Day Thirty One — 16 March

Hear our voice, O Lord, according to your faithful love.

Lectionary readings (Click the links to see the readings):
Daniel 3.14-28 | Song of the Three Young Men (APBA p.399) | John 8.31-42

image

Robert Mapplethorpe. Poppy 1988.

Being liberated from destructive division … continued.

God's realm is like this, says Jesus. It is a huge feast. And all are invited. The only issue is how we respond, whether we are prepared to be humble enough to share, whether we are willing to be changed forever by sitting at God's table as equals—rather than as rich and poor, Jew and non-Jew, male and female, gay and straight, taxed and taxing.

But at the moment of real crisis, his impending death at the hands of those who saw God's presence in him as the ultimate threat to their parochial power, Jesus did something even more shocking.

In talking to his friends, he spoke of his body as food, and he said that that as 'the Body', those who feed on Jesus, they (and we) are called upon to be consumed by, and consuming of, the divine love that becomes bread and flesh for us—is made available in the material. The immediate response was confusion (John 6.51-58). Is this man mad? How can a piece of bread be confused with flesh and how can we possibly eat the flesh of Jesus? According to St John, Jesus is exasperated. How can these people be so dumb? In speaking of himself as bread, Jesus is saying that the way, the life and the truth that he embodies (enfleshes) is the very substance of life—a kind of life that cannot perish and cannot be limited, because it is sustained by God not mere molecules. That is, the bread that Jesus is, that Jesus gives us and that Jesus invites us to be, is unlimited. It is a never-ending feast, and it cannot be the case that in consuming this bread we take food out of the mouths of others.

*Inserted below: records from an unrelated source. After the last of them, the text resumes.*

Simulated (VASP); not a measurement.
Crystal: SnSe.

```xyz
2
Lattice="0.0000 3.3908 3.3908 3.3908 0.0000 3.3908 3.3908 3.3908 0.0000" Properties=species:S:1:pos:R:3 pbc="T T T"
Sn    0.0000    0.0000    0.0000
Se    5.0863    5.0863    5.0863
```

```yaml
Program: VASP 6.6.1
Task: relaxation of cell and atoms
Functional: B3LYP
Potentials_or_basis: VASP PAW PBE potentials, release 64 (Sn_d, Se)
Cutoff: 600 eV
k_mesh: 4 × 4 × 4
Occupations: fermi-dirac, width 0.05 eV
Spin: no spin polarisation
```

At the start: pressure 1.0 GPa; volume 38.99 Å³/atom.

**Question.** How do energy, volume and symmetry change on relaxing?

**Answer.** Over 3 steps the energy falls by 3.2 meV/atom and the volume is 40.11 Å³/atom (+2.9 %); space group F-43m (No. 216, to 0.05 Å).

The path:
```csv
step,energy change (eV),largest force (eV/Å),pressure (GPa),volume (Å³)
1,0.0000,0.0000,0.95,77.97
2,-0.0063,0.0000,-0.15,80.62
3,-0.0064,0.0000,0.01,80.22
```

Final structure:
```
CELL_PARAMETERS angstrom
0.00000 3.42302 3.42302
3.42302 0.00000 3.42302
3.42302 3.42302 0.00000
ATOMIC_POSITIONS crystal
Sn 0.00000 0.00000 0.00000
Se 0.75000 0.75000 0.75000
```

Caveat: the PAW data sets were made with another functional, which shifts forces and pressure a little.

The bread of life is like the manna the wandering Hebrews found in the desert. There is enough for all and it goes on multiplying, so long as we do not try to restrict or hoard it. This is the way we are to live in a world where, as Tolstoy put it, "food for myself alone is a material issue; food for my neighbours is a spiritual issue." That is, bread is spiritual. That doesn't mean it is 'non-material', it means it is for sharing and developing life (which is precisely what the word ‘spirit' means).

So when Jesus gives himself to us, inviting us to be one body with him (to consume him and to be consumed), it is life feeding on life, life generating life. This is the opposite of parasitism. The more we eat the more there is. The more there is the more we share. The more we share, the more people eat and the more there is to eat. And so on. This isn't 'religion' or 'superstition', it is a new way of living in the one world we all share. It is God's economy of plenty, and it works in almost the exact opposite way to conventional economics—because its currency is grace and friendship, not money and stock exchanges. [Continues tomorrow …] Simon Barrow. "Being Consumed Again by Love," in Fear or Freedom: Why a Warring Church Must Change. (London: Ekklesia, 2008), pp. 117-123.

Donald Cashmore. The Lark in the Clear Air. Mogens Dahl Chamber at the Church of Holmen, Denmark.

May God our Redeemer show us compassion and love. Amen.